On 24 July 2019, the European Commission published a report assessing recent alleged money laundering cases involving EU credit institutions (Report). The Report found significant shortcomings regarding both the implementation of the Anti-Money Laundering/Counter-Terrorist Financing (AML/CTF) rules by institutions as well as their enforcement by competent authorities.

The publication of the Report follows the adoption of the Council's Anti-Money Laundering action plan in December 2018, which required the Commission to conduct a post-mortem review of recent money laundering scandals involving the EU banking sector. The sample of ten case-studies considered within the Report were highly publicised and related to events that largely took place between 2010 and 2018. These included analysis of the events which led to the closure of ABLV Bank, FBME Bank, Versobankin as well as the Estonian branch of Danske Bank. Other notable cases which were reviewed include the imposition of fines on Nordea and Société Générale.

The Commission clarified that it does not intend to attribute blame to specific institutions or supervisory authorities, by selecting these cases for review. It was also noted that there are other institutions – beyond the ones mentioned in the Report – that are experiencing similar issues.

The Report focuses on both the events that took place within institutions and the reaction of competent authorities to those events. According to the findings, banks failed to implement core AML/CTF requirements. At the same time, competent authorities often intervened only at a later stage, when the relevant failures had become significant. It was clarified, however, that not all shortcomings identified were common to all institutions or authorities examined.

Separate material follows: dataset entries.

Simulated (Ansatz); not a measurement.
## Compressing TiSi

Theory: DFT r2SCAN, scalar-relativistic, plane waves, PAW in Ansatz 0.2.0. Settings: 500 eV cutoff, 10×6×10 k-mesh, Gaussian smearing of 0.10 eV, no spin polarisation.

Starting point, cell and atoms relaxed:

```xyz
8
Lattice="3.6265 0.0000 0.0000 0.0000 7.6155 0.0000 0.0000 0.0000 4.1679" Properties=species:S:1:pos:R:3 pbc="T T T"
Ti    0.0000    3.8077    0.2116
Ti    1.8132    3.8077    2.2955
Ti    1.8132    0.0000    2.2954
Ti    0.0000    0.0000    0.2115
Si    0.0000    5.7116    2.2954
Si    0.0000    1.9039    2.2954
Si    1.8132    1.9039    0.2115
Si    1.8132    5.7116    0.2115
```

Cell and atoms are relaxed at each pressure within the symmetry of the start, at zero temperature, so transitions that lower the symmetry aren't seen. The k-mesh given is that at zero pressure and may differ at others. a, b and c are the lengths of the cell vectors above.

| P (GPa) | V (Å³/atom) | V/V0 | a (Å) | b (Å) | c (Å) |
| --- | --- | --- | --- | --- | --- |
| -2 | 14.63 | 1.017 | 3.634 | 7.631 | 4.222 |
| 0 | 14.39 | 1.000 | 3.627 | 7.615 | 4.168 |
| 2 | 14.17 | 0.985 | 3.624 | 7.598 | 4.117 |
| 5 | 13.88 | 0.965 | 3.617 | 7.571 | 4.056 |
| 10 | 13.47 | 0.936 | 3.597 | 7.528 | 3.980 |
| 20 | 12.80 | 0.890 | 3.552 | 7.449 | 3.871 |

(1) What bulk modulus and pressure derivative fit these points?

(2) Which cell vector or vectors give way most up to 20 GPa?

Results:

Broadly speaking, the failures identified within banks fall into the following categories:

1. Ineffective or lack of compliance with the legal requirements for AML/CTF systems and controls

The Report found that a number of credit institutions reviewed “did not prioritise compliance” with the AML/CTF rules. Even in instances where there were control systems in place, no appropriate risk assessments were conducted at either individual or group level. Due to insufficient due diligence checks, credit institutions lacked a clear understanding of their customers' activities, so were ultimately unable to determine whether activities conducted were suspicious or not. In several instances, institutions failed to identify politically exposed persons and to classify them as high-risk customers. Other institutions did not report suspicious activity to the competent Financial Intelligence Unit (FIU), even though they were obliged to. One institution had even put a cap on the amount of flagged reports its staff could produce.

2. Governance failures in relation to AML/CTF

The analysis highlighted “deficiencies” in the internal governance arrangements of credit institutions as well as their internal reporting practices, group policies and senior managers' responsibility and accountability. Often employees failed to fulfil even their “basic obligations” under AML rules, while risk management and compliance oversight were weak and did not pick up on those failures. In most cases, reporting of ML/TF risks to management was inadequate, which meant that senior managers were often unable to respond to these risks in a timely manner. The findings also suggest that, in many cases, overall corporate culture focused predominantly on “profitability over compliance.”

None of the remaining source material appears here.